The rise of liability-driven investments (LDI), pairing cashflow-matching assets with forecast liability streams, has developed in tandem with a broad, overall maturing of the liabilities of the European occupational pension sector. Overall population ageing has been one key driver: maturing schemes need more cashflow matching than those with younger membership profiles. 

In the Netherlands a strong regulatory focus on risk management and the introduction of the FTK prompted a widespread shift to interest rate swap strategies. In the UK, the shift to LDI was prompted by the widespread closure of defined benefit (DB) schemes from the 2000s onwards, a development itself partly prompted by the balance sheet volatility of liabilities brought about by the adoption of mark-to-market accounting through IAS 19. The structure of UK pension liabilities and the requirement for limited price inflation also spawned demand for inflation-linked swaps.

Banks and asset managers saw a business opportunity as these developments crystallised and LDI was born. Although the advent of pooled LDI funds initially led some to see this as a mass-market, off-the-shelf business, shifts in pricing of swaps and repos versus government bonds over time have led to a change in the understanding of LDI and risk management generally, such that it is seen much more as a dynamic process requiring time and governance resources.

In the aftermath of the 2008-09 crisis, the participants at the Pittsburgh G20 summit agreed on a clear agenda to strengthen the global financial regulatory system. Part of this agenda, as outlined in the leaders’ statement, included an agreement to shift trading of over-the-counter (OTC) derivatives to exchanges or electronic trading platforms.

In Europe this led to EMIR in 2012 – the European Market Infrastructure Regulation – and a flurry of communication and education by pension representative groups with a view to securing a three-year exemption for pension funds from the central clearing requirement, pending a suitable technical solution from central clearing counterparties (CCPs) to allow pension funds to post high-quality assets such as government bonds for the variation margin component of the collateral. 

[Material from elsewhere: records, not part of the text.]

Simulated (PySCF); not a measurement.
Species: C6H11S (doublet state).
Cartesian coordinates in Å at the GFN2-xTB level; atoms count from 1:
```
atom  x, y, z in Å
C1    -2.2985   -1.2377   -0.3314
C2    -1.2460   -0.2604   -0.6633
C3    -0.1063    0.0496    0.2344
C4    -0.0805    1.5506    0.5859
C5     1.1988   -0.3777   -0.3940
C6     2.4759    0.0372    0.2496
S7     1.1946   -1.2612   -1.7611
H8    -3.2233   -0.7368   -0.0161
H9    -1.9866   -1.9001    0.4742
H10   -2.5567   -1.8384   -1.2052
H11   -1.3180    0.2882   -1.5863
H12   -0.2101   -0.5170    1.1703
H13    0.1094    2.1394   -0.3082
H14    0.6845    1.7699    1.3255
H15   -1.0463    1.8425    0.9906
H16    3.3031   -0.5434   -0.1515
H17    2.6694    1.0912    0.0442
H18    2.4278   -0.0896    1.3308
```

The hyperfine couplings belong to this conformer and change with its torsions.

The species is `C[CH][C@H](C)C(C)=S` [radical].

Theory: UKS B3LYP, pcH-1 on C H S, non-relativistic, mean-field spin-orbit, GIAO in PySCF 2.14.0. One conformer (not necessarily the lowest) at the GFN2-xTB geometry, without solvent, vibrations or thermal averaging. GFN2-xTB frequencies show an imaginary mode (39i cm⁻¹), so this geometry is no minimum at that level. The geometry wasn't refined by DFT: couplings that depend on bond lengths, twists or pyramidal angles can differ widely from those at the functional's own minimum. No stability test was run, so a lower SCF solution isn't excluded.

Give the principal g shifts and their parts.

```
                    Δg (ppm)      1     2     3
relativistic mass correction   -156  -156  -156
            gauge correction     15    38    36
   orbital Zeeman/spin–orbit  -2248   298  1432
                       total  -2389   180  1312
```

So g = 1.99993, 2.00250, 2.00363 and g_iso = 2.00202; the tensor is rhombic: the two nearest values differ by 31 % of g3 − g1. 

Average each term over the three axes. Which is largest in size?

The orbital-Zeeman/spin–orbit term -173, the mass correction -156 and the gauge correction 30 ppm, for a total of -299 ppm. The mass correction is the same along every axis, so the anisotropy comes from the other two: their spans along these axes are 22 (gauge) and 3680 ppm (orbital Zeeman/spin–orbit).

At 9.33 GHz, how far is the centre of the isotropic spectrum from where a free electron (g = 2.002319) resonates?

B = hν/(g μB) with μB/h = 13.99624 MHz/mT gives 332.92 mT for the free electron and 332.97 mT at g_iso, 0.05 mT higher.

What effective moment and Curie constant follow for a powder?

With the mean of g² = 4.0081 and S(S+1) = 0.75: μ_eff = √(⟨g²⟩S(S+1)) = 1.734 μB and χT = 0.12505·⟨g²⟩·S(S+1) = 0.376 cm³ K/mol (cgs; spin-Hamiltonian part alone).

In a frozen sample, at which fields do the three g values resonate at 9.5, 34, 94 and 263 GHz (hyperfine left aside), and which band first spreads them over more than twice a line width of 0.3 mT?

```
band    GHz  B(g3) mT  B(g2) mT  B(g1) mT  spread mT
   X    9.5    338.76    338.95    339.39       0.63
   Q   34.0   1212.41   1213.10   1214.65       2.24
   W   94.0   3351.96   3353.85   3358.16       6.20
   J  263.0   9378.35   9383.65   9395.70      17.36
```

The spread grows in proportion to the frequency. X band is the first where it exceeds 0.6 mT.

Last year the European Commission extended the exemption for a further two years, but stated that pension funds should ultimately be required to use central clearing for derivatives transactions. As of today, no such solution exists that would allow pension funds to post non-cash assets as variation margin with a CCP.

In a recent open letter to the EU’s commissioner for financial services, Jonathan Hill, three Dutch pension institutions, APG, MN and PGGM, and Insight Investment, one of the UK’s largest LDI specialist asset managers, call for the development of a “robust solution” that would allow pension funds to post government bonds as variation margin collateral with CCPs. They note that any future collateral transformation service would require policymakers’ support in stressed market conditions. The authors also note that bank capital adequacy rules are also making repo business and that bid-offer spreads are widening. 

Legislators and politicians did not anticipate the way Basel III capital adequacy rules, in the form of bank leverage ratio and net stable funding ratio requirements, are simultaneously prompting banks themselves to restrict derivatives trades that are collateralised in cash variation margin.

While clear communication, understanding and goodwill can bring about positive shifts in policy, unintended structural shifts in banks’ risk-taking abilities are arguably more of a concern to pension funds seeking to hedge risks. As liabilities mature and pensions shift to defined contribution arrangements, the management of these risks will only become more important. Perhaps it is time for the industry to make its voice more loudly heard.